All this is far too easily ignored by Western commentators today. The Cultural Revolution brought chaos but in its first two years, when I was at large, food supplies to Peking and to other cities remained plentiful. I have visited China several times over the years, and have witnessed the country’s enormous transformation. But the basis of today’s economy was partly laid in the 1950s and 1960s.

Eric Gordon
Camden New Journal, London NW1

Yes, it did

Stephen Smith writes that democracy isn’t something that ‘breaks out’, and that it didn’t ‘break out’ in sub-Saharan Africa after the end of the Cold War (LRB, 19 May). But democracy did do something very like it in sub-Saharan Africa in the early to mid 1990s: right across the continent, one-party regimes were removed, multi-party politics (which had disappeared in many places in the 1960s) re-emerged – fuelled, it is said, by images of Ceausescu’s fate in Romania. It was an urban phenomenon, but there was an open political debate about what democracy might mean in places where it hadn’t been seen for a very long time. Elections were and are being held. The idea of any popular say on economic policy may have been scuppered by a combination of ministries of finance, multilateral donors, international financial institutions, and elite civil society organisations dedicated to the implementation of more or less severe ‘structural adjustments’, but democracy did ‘break out’.

Eoin Dillon
Dublin

Stephen Smith writes that the Ivory Coast holds a ‘world record’ for the largest foreign population. The honour surely goes to Qatar, where 85 per cent of a population of 1.3 million comes from outside the emirate. The UAE, which has a larger citizen population, is perhaps a more equal contender: 70 per cent of its population is foreign-born. With Kuwait at 69 per cent, Jordan at 46 per cent, Singapore at 41 per cent and Israel at 40 per cent, the Ivory Coast would have to welcome an additional three million people to make the final five.

Kristin Surak
Montorsoli, Italy

The Insubordinate General

Jackson Lears writes that ‘in October 1861, when General John C. Fremont freed the slaves in the parts of Missouri his troops had occupied, Lincoln publicly repudiated him and the larger goal of abolition’ (LRB, 19 May). Fremont issued his abolition decree in August 1861 not October. It applied only to the slaves of rebels and only in areas over which Fremont had no control. Lincoln sent a private letter urging Fremont to rewrite his order to conform to the Confiscation Act passed by Congress a few weeks earlier. Under instructions implementing that act issued by Lincoln’s War Department on 8 August 1861, all slaves voluntarily entering Union lines in the seceded states were emancipated. Thus in his letter to Fremont, Lincoln was hardly ‘repudiating’ abolition. On the contrary, his order extended emancipation to a loyal state for the first time. Lincoln explicitly told Fremont that he did not disagree with the ‘principle’ on which the general’s edict was issued. Fremont refused to do what Lincoln asked unless directly ordered. Only then did Lincoln publicly require the insubordinate general to rewrite his order. The issue was civilian rule over the military, not emancipation.

James Oakes
New York

Don’t look to the Ivy League

Howard Hotson draws attention to the government’s reliance on the THE-QS World University Rankings, but doesn’t emphasise how heavily biased they are in favour of US and English institutions (LRB, ). In most of the rest of the world students tend to go to the university near their home, so that there is no possibility of concentrating the brightest professors and students in a few elite institutions. In Switzerland, for instance, there is a deliberate policy of sharing resources among the different regions and language groups. This makes it all the more remarkable that the Eidgenössische Technische Hochschule in Zurich ranks 18th in the THE-QS rankings.

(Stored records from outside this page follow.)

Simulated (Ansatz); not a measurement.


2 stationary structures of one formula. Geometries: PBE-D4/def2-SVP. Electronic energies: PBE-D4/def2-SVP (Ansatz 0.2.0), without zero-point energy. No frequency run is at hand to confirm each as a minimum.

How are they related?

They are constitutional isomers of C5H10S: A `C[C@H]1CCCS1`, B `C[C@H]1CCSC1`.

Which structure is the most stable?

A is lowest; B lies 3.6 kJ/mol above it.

That academic rankings depend a lot on research performance creates a further bias in favour of anglophone institutions, partly because the rest of the world is less obsessed with bibliometric measures of research output. Also, since English is the language of research publications, and the main academic journals tend to be US or UK-based, non-anglophone academics find it harder to get their work published in so-called top journals.

Tom Smith
University of Basel

Disillusioned

Penelope Woolfit claims that in your illustration of the Müller-Lyer illusion, one line was drawn nearly two millimetres longer than the other (Letters, 2 June). That isn’t fair to the printers. The definition of the length of a line is the distance between its endpoints, and both lines are very close to 36 mm long. Because the lines are drawn quite thickly (about 0.3 mm), there is, however, a difference between their ‘inner’ and ‘outer’ length. In fairness to Müller-Lyer, the illusion would be better experienced using narrow lines.